X-Men (20th Century Fox, 2000)

The quick take:
The great: Hugh Jackman's Wolverine, Anna Paquin's Rogue, Bryan Singer's direction.
The second-rate: Halle Barry's Storm. A silly plot.
The verdict: If you like superheroes or science fiction adventure films, see it soon.

Behind the quick take:

My prejudices: I grew up reading comic books, science fiction, and fantasy. I love a well-made superhero story, a tale of someone with exceptional abilities who helps others anonymously. I'll forgive a few artistic stumblings in a story that gives me most of what I want. (When I ate meat, I'd forgive soggy french fries and Wonder Bread if they came with hickory-smoked chicken and an exceptional sauce. The X-Men is that kind of barbecue.)
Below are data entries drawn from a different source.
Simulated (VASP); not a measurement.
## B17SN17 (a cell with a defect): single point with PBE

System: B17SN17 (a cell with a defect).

The story: In the near future, human mutants are feared. Professor Xavier (Patrick Stewart) believes humans and mutants can live together in peace; until that day comes, he gives mutants sanctuary at his school. Magneto (Ian McKellen) believes mutants are superior to humans, and will kill to get what he wants. If the X-Men can't stop Magneto and his Brotherhood of Mutants, the world's leaders will die.

The story focuses on two mutants in search of a home. Wolverine (Hugh Jackman) doesn't know his past; he has great strength and a superhuman healing ability that allowed someone to give him an unbreakable skeleton and claws. Rogue (Anna Paquin) is a girl whose touch will steal the life from others -- and, if they're mutants, their abilities as well.

The casting: McKellan and Stewart are grand, as always. James Marsden and Famke Janssen suffer from the editing. So does Halle Berry, but she's still miscast. (Rumor had it that Angela Bassett wanted the part; she would've been great.) Rebecca Romjin-Stamos is surprisingly expressive as the villianous Mystique. Jackman and Paquin make this movie.

The production values: Everything looks great, except for Magneto's pinhead helmet, which he doesn't wear very often. The fight scenes are fast and satisfying. The effects do their job, with the exception of one unconvincing flame created by a mutant student.

The writing and editing: The character bits are delightful. If this was My Dinner with the X-Men, I would be happy. But there's an action plot, and while it's good enough for this superhero fan, it's not all it could be. For instance: Magneto doesn't know that his plan will kill humans instead of turning them into mutants, yet none of the heroes bother to tell him that. Jean Gray is telekinetic, yet she forgets this when her face is encased in a shell created by one of Magneto's minions. Storm, after an amazing display of her powers, delivers a lame bit of dialogue about what electricity does that the editor should have cut. (Rumor has it that the line originally built on something earlier that was cut. Often, when editors cut things without consulting the writer, they end up cutting too little rather than too much.)

The DVD: This comes with several alternate scenes. Normally, I hate directors' cuts, because they tend to be self-indulgent. The best exceptions are Peter Jackson's extended Fellowship of the Ring, which is far superior to the theatrical release, and the extended version of X-Men -- which, sadly, does not yet exist. The alternate scenes can be viewed alone, or they can be seen in a “branching” version of the movie, which pauses, then plays the alternate scene, then returns to the same point in the movie and continues. The effect is distracting. Watch the movie, then the extended scenes.

The crucial extended scene is set in Wolverine's bedroom. Jean Gray reads his mind, and Cyclops interrupts them. In the extended version, there's greater tension between Wolverine and Jean, and Cyclops comes across as a more complex character with a sense of humor to go with his jealousy. But all the additional scenes do nice things for the personal relationships in this movie.

Last thoughts: The X-Men isn't at the top of the list of my favorite superhero tales on the big or little screen -- a list which includes Peking Opera Blues, Heroic Trio, The Mask of Zorro, The Matrix, Iron Monkey, Spider-Man, and TV's Alias and Buffy the Vampire Slayer -- but I'm glad to give it a place among them.